Discover Their Own Truths
My wife and I are not religious people. We were both raised in Christian homes, but do not currently follow any organized religion. The question before us, then, is how to best allow our children to decide for themselves what they believe.
Certainly, a child raised in a Christian home has a higher likelihood of becoming a Christian himself than one who was raised by parents following Islam or Buddhism or another faith. As well, atheist parents certainly turn-out a higher percentage of atheist children. A sizable percentage of people simply adopt the beliefs (or non-beliefs) of their parents without much thoughtful consideration.
So, what do we do? How do we make certain our children are not simply following our beliefs? How do we make sure they’re not telling us what they think we want them to say? We want them to make their own decisions. We want them to make their own paths and form their own conclusions.
When the question of religion comes up, we tell them that we do not believe in an all-powerful god, but that many others do. We allow them to ask questions and we try to answer them as neutrally as possible. They know that we do not believe – that’s unavoidable – but we would never tell *them* what to believe.

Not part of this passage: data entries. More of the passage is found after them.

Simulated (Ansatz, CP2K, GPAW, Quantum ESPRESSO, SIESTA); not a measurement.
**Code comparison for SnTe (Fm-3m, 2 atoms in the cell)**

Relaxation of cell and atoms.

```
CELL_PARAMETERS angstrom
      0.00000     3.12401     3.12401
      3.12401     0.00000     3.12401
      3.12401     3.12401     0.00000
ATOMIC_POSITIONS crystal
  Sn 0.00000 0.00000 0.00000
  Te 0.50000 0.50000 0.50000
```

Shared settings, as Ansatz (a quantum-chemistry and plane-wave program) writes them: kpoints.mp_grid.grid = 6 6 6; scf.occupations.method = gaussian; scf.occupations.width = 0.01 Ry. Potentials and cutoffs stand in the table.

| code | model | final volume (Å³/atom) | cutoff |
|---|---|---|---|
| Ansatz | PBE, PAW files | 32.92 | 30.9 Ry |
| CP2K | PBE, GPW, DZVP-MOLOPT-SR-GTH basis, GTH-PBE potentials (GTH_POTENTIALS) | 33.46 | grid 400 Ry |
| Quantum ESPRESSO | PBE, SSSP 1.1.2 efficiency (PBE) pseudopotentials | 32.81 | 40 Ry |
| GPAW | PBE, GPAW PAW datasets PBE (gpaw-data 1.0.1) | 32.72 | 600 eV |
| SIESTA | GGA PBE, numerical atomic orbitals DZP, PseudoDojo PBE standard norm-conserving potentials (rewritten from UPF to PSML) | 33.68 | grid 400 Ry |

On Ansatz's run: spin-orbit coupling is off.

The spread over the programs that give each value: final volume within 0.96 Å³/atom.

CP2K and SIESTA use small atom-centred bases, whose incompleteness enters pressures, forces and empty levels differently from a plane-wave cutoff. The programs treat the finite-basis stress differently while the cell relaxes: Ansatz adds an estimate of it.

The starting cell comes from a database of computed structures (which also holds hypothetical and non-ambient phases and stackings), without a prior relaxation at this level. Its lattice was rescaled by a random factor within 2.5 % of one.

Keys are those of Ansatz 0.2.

Politics is the same way. They hear Mama and I talking about the issues, about our philosophies, and about our beliefs. But we try as best as possible, keeping our own biases in mind, to give them all sides of the argument. It’s difficult to avoid indoctrinating a child in one’s beliefs, but if we’re truly trying to free them, it’s a goal we must pursue. Keeping our own biases in mind, we simply give them the information, discuss whatever they’re interested in, and allow them to discover their own truths.